Licensees would not be required to submit detailed analysis method documentation for LOCAs larger than the TBS. Section 50.46a would not require prior NRC approval of these analysis methods. Licensees would only be required to describe the analysis methods used. Analyses using methods unfamiliar to the NRC or of questionable accuracy would be reviewed by NRC via the inspection process.
As currently required under § 50.46, the analysis must demonstrate with a high level of probability that the acceptance criteria will not be exceeded for breaks at or below the TBS. What constitutes a high level of probability is not delineated in the rule. The position taken in RG 1.157 has been that 95 percent probability constitutes an acceptably high probability. Section 50.46a(e)(1) of the proposed rule retains the high level of probability as the statistical acceptance criterion for breaks at or below the TBS. Because of the much lower frequency of pipe breaks larger than the TBS, proposed § 50.46a(e)(2) relaxes the criterion to “reasonably” describe the system behavior for breaks larger than the TBS. The NRC is preparing a regulatory guide which would provide more detailed guidance about meeting this criterion.

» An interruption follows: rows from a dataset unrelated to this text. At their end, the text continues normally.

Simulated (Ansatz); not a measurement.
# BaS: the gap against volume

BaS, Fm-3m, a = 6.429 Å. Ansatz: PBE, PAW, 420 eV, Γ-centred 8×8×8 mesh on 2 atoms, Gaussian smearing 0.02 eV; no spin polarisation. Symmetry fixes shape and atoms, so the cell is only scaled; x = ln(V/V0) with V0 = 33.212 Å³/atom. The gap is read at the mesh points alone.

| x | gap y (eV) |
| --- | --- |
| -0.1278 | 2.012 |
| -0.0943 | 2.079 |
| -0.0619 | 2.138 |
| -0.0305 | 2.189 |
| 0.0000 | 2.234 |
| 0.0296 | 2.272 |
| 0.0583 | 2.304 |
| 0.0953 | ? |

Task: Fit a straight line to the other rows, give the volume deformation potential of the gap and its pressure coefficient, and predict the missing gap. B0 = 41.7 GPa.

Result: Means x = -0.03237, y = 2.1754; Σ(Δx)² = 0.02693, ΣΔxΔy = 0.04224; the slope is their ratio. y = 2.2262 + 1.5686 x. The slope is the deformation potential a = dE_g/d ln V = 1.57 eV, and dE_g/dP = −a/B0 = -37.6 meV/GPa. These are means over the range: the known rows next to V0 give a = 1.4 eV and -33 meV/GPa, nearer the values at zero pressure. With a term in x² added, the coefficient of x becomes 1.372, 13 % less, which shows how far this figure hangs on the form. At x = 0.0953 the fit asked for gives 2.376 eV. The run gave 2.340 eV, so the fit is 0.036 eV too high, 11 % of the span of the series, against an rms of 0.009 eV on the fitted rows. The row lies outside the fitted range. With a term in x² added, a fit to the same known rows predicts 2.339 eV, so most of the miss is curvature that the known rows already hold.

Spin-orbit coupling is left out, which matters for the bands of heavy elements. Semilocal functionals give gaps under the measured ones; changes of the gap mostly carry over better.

Paragraphs 50.46a(e)(1) and (e)(2) would require that the worst break size and location be calculated separately for breaks at or below the TBS and for breaks larger than the TBS up to and including a double-ended rupture of the largest pipe in the RCS. Different methodologies, analytical assumptions, and acceptance criteria will be used for each break size region. Consistent with current § 50.46 requirements, breaks at or below the TBS will be analyzed assuming the worst single failure concurrent with a loss-of-offsite power, limiting operating conditions, and only crediting safety systems. For breaks larger than the TBS, credit may be taken for operation of any and all equipment supported by availability data, along with the use of nominal operating conditions rather than technical specifications limits. This would also include combining actual fuel burnup in decay heat predictions with the corresponding operating peaking factors at the appropriate time in the fuel cycle. The assumptions of loss-of-offsite power and the worst single failure are not required. These more realistic requirements are appropriate because breaks larger than the TBS are very unlikely. Thus, less margin is needed in the analysis of breaks in this region.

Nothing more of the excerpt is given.